Onboarding Remote Developers
We've all been the new person at work, and understand the anxiety of starting a new job; who is everyone? Where do I get help? What will I be asked to do? A robust and thoughtful onboarding process is essential to familiarising and introducing your new developer to your business and their team, making sure they feel included and settle into their new environment more easily.
Below are some tips to consider when you are remotely onboarding developers, so they quickly feel part of the team and start being productive as soon as possible.
Write a checklist of things they will need to know and understand to be able to do their job properly.
Here is an idea of the things you might want to include:
Create a digital contract
Virtually Introduce them to the team and the people they will be working with, not only via email but also via video (Teams, Hangouts, Zoom, etc.)
Create a web platform which allows your new developer to securely input their personal details into your systems
You may want to create some sort of welcome document which gives them policies, software and contact details, so they have the information all in one place and so you don’t forget to give them anything
Ensure you have notified all departments of the new recruit
Personalised Onboarding Process
When remotely onboarding a developer, try not to bombard them with too much information as it can seem daunting so by creating a personalised schedule allows them to get to grips with the business, product, technologies, etc. in a remote induction week. You could create a schedule with times and dates for each of the following:
Introducing them to the rest of the team
Introducing them to their mentor/buddy (if they have one)
They need to be walked through what happens in the company, and how everything works
They need to be told what is expected of them each day
They need to understand the goals of the company, and how their role contributes
*Make sure they are aware of how you will be reviewing their performance
An induction week/fortnight allows your new employee to get settled in before throwing big projects at them. Giving them a well thought out induction period allows them to get to know the business, the people, the software and what is expected of them in detail and gives them a really strong knowledge platform to build from. This is where assigning them with a mentor or buddy is something you may want to consider.
A Mentor or Buddy
If you’re set up to do so, giving your new developer a mentor or buddy means they are not thrown into the thick of things straight away, they have someone they can talk to and who can track their progress and how they are working. It may be helpful to have someone reporting to you about the achievements and work of the new employees, so you have a better understanding of your team.

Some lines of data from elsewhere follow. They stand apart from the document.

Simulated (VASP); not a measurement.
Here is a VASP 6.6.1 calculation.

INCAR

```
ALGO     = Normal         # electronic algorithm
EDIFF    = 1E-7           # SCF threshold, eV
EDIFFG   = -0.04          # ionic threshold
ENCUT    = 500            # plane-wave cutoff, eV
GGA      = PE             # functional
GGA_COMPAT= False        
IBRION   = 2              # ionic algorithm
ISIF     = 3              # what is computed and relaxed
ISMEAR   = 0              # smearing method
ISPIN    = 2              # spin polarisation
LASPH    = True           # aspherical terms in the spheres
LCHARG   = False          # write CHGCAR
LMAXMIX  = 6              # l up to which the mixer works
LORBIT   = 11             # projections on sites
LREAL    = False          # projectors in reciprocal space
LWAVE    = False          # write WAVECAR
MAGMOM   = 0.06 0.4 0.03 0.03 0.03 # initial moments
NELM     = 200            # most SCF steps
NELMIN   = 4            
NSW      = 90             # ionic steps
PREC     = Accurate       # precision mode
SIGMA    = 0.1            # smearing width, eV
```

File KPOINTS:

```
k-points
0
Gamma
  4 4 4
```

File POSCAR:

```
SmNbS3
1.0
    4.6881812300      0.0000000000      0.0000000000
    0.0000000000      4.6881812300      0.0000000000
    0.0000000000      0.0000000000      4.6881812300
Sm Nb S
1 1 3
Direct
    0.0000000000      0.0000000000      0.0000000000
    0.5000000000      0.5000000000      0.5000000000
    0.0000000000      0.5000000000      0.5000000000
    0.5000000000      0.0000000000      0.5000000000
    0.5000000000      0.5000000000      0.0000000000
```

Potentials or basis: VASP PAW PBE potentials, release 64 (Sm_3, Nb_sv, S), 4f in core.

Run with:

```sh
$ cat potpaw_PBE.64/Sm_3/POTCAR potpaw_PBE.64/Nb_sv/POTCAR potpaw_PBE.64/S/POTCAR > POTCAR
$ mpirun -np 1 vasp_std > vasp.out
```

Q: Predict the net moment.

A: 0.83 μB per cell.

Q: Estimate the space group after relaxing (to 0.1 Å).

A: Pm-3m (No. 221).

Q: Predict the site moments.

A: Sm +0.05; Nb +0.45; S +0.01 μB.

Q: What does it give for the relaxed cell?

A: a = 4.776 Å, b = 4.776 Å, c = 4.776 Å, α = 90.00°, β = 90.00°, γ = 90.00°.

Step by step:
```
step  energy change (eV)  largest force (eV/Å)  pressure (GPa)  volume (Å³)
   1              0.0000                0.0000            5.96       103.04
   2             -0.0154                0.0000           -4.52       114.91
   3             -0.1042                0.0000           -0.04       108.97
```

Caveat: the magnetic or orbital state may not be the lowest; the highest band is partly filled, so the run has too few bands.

Having a mentor is also a helpful go to person who will help your new developer feel happy and at home in their new job, environment and team. A LOT of companies overlook a mentor or buddy system but it can be a really valuable experience for someone just starting out in a new role.
As an employer, you should be formally following up with your new employees a few weeks or a month after they start work. Talk to your new developer about what they have done and the skills and practices they have picked up and learnt over the last month. Ask them about how they have found their new role, getting their honest feedback on the role and working for the company. You want to be friendly and address any issues they have. Talk about what they will be doing next and how they will carry on working. This gives you a chance to shape their goals and objectives for the following period of time.
Try and introduce your new developer to the team and allow your team to share knowledge and experience with your new employee and vice-versa. This is where mentors or buddys come in handy and are an easy way of transferring knowledge. Try and keep documents and digital learning materials up to date, create some if you don’t have them already. This allows them to have some independence and use the materials you have provided to answer questions rather than feeling like they constantly have to ask people.
The best thing to do to get your new developer started is to set them small projects which may be relevant or part of your bigger project. This small project should however be big enough to fill 2-3 weeks of time and allows them to get used to things while also contributing.
Make the process adaptive
Don’t be afraid to adapt the process for each person you hire, each person will learn or react differently to each circumstance you put them in. A few weeks in, it may be an idea to ask for feedback and how you could amend the process for future developers.
Thanks for reading and hopefully you found some value!